Secondly, the major challenge for weak states lies in their domestic political volatility and the politicisation of key institutions and government sectors, coupled with widespread corruption and money laundering. Consequently, leaders of these states struggle to unify themselves, even on a single issue, in the best interests of their own states and citizens. This creates an opening for external powers to establish strong footholds in weak states through various means.
Lastly, the influence of hegemonic powers in the domestic politics of these states is a primary factor exacerbating the erosion of democratic principles. It is noteworthy that dominant powers support specific political parties to ascend to power, impeding the people’s ability to elect their government independently. Consequently, many prominent political parties primarily rely on foreign sources to gain and maintain power, prioritising their regime over the national interests and wielding significant domestic leverage. This has curtailed the domestic capacity of weak nations to wield influence in their foreign relations, thereby perpetuating their dependency on external sources.
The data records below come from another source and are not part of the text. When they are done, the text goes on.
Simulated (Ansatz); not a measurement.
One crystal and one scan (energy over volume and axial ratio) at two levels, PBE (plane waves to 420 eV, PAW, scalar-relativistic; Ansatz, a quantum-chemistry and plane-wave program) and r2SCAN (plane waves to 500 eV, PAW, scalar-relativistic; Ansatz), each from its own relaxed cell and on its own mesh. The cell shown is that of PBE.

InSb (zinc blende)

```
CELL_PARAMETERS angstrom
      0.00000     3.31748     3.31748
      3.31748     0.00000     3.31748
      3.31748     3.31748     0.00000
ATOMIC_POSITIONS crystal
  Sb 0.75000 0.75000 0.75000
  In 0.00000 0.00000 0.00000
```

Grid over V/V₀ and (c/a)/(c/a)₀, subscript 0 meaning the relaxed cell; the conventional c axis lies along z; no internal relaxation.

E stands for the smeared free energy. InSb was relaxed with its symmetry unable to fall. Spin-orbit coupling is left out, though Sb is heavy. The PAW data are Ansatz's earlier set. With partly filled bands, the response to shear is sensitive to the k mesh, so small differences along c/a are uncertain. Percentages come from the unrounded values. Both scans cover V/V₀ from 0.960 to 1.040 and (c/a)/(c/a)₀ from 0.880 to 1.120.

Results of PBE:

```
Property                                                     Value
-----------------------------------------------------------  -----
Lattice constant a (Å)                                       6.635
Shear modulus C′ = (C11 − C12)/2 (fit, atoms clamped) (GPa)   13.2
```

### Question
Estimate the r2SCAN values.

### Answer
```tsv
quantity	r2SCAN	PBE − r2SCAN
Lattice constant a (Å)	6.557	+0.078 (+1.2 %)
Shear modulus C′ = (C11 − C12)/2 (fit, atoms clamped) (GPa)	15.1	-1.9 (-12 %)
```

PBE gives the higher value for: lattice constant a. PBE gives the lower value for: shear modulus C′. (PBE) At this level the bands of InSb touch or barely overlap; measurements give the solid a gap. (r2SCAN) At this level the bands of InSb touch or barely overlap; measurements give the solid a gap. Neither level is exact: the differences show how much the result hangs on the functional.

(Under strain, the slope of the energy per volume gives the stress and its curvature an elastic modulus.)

Regional institutions in South Asia
In international relations, liberals argue that both domestic and international institutions play crucial roles in shaping the behaviour of states by constraining their options, altering their incentives, and providing platforms for diplomatic interactions. Governmental regulations hinder the efficacy of domestic institutions in South Asia, while regional institutions fall short of those in other regions like ASEAN and the EU. Despite its establishment in 1985 with the ambitious goal of fostering a robust and prosperous South Asia akin to the EU (Chakma, 2020), SAARC has failed to significantly impact international relations in the region (Sahasrabuddhe, 2024). While ASEAN member countries trade with one another at a rate exceeding 25 percent, SAARC members have a meagre trade volume of less than 5 percent (Nayak, 2024). As against this, intra-regional trade accounts for nearly 50 percent of the total trade in the East Asia and Pacific region and 22 percent of the total trade in the Sub-Saharan African region (The World Bank, 2024).
SAARC has been largely ineffective in mitigating tensions among nations, particularly between India and Pakistan, and mistrust and suspicion towards each other make South Asia one of the least economically integrated regions (Paul, 2020). Consequently, some countries have taken the initiative to form alternative multilateral associations with their regional allies (Nayak, 2024). While New Delhi has shown a preference for the Bay of Bengal Initiative for Multi-Sectoral Technical and Economic Cooperation (BIMSTEC) with Bangladesh, Bhutan, Myanmar, Nepal, Sri Lanka, and Thailand, Islamabad has opted to strengthen its economic ties with Beijing through the China Pakistan Economic Corridor (CPEC), a significant component of China’s Belt and Road Initiative (BRI). Additionally, Bangladesh, Bhutan, India, and Nepal (BBIN) have endeavoured to enhance road connectivity and facilitate electricity trade in recent years.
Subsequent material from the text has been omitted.